When I was fifteen years old I stole a hot pink tank top with a built-in bra from the Express store in the Burlington Mall. My friends had gone from dabbling in shoplifting out of boredom to going to the mall every day after school to ransack it like it was their older sister’s closet and they had rich parents.
Their hauls were always ridiculous. Shirts were easy to steal, but they got the hard stuff, too. Leather jackets from The Gap, boots from Bakers, entire new sets of underwear from Victoria Secret. It wasn’t uncommon to find out that Lin and Allison had spent their entire Saturday hiding thousands of dollars worth of merchandise under their baggy outfits, later hiding it all in their closets so that their parents didn’t know what was going on.

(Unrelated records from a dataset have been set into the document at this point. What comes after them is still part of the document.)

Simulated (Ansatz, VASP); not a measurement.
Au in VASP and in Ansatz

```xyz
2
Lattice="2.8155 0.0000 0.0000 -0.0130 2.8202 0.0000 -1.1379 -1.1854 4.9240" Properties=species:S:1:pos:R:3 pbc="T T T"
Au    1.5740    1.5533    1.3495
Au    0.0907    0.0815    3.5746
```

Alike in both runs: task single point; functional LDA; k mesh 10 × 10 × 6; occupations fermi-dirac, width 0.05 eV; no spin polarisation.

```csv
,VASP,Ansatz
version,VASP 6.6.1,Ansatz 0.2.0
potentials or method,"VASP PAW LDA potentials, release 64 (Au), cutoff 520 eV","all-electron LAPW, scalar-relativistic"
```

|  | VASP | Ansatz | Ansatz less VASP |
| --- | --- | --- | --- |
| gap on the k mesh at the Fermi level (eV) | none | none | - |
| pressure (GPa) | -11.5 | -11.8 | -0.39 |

That’s what always stumped me. How did their parents not know what was going on? I was kept on a pretty tight leash, but to this day I can’t imagine how watching their daughter walk out of the house in a $300 cocktail dress didn’t tip off any of my friend’s parents. Did they think they bought them those clothes? They couldn’t be so clueless as to assume they were paying for all of those things with their babysitting money, right?
I would like to say that I took so long to join my friends in this stupid behavior because it’s obviously wrong to steal. That’s not it, though. I was afraid I was going to go to hell. I was afraid of what God would do to me if I went to the mall and stole from a store. Stealing is wrong because God hates it. I was raised mad Catholic, I thought you knew.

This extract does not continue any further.